Sunday, May 25th, 1913

Denies That Police Have Suppressed Evidence in the Phagan Mystery

Chief of Detectives Newport Lanford when apprised of Colonel Felder's statement as issued Saturday afternoon to the effect that the police had plotted to protect and shield the slayers of Mary Phagan, pronounced the charges as absurd as they were false.

In replying to Colonel Felder's assertion that Chief Lanofor[d] and some of the men on the detective force hda [sic] leagued themselves with the Pinkertons to suppress evidence in the Phagan case the minute Leo M. Frank and Newt Lee were placed under arrest, Chief Lanford said:

"The people of Atlanta themselves can judge just how much evidence we have suppressed on Frank and Lee from the result of the Phagan investigation thus far. Our efforts have been to find the slayer of Mary Phagan at any event and we believe that we have succeeded.

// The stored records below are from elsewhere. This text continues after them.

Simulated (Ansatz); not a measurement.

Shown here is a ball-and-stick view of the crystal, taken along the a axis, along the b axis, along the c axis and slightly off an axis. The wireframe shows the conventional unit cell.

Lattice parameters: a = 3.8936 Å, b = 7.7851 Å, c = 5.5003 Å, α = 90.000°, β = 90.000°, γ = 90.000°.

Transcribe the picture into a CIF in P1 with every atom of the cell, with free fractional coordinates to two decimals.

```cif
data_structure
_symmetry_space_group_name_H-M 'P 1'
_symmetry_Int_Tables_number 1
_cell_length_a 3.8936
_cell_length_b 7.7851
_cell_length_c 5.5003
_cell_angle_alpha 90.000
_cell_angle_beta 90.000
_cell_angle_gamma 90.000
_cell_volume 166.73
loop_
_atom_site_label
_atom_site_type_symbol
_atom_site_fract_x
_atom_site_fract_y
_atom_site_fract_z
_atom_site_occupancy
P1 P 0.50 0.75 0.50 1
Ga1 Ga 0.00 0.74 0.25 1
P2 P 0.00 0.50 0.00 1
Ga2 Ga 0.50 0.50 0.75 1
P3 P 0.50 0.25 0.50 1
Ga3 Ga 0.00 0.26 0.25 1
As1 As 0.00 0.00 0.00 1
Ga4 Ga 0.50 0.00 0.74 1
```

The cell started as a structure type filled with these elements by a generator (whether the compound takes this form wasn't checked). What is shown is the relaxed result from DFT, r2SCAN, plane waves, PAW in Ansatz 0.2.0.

"The mere fact that my men worked with the Pinkertons spells nothing sinister. The Pinkertons are employed by the National Pencil company, it is true, but they are obligated only to find the murderer of Mary Phagan. Like the city detective department the Pinkertons believe they have succeeded.

"At any event, no matter what Tom Felder may charge against this or any other department of the police, future developments in the Phagan case will vindicate utterly the position of the police.

THE COLEMAN AFFIDAVIT.

On Colonel Felder's accusation that the affidavit of J. W. Coleman, imputed to repudiate Felder's employment in the case, was forced from Coleman by Chief Lanford, the head of the detectives said:

"I know absolutely nothing of the Coleman affidavit until it came to my office duly signed. Even then I objected to the fact that it was sworn to by G. C. Febuary, a police stenographer, who happens also to be a notary. As a result, I made my men take it back and have it attested by a notary who had no police connections.

"That is the full story of the Coleman statement. It was pmade [sic] voluntarily."

"As for any attempt on my part or the part of any of my men to hurt the case of the state against Leo M. Frank at this late hour, as charged by Colonel Felder, I have only this to say:

"When Colonel Felder intimates that Mr. Formby, who made an affidavit to the effect that Frank ‘phoned for a room for himself and a girl on the afternoon of the murder, was dug up by the detective department to kill the state's theory that the murder occurred in the afternoon, he knows it is untrue.

"I was informed by a friend that Mrs. Formby was in possession of valuable information relating to the Phagan case. I sent Detectives Norris and Chewning to see her and they reported that she asserted Frank had called her on the phone Saturday, April 26, at 6 o'clock, asked for a room for himself and a girl.

"I went to see Mrs. Fomby [sic] and she told me the same story. I asked her if she objected to coming to police headquarters the following morning and putting her statement in legal form. She said she would.

"As a result, Mrs. Fromby [sic] came to police headquarters and made the affidavit."

A VOLUNTARY CONFESSION.

Chief Lanford then said that the confession of Conley relative to the notes found in the pencil factory was made by the negro voluntarily.

"Saturday morning," he said, "Conley sent for Detective John Black, saying that he had something he wanted to tell Black when [sic] down to the cell and the negro opened up. He told Black that he had written the notes at Frank's dictation and also that Frank, the day before the latter was arrested, had passed the negro in the hall at the pencil factory and whispered to him ‘to be a good boy and everything would come out all right.'

"The police never claimed that Conley had confessed to the killing: he merely talked of the notes.

"It is easy for anyone to see that there is no police plot to protect Frank or Lee, or both, or anyone, for that matter. Colonel Felder's statement is absurd, but he had to say something."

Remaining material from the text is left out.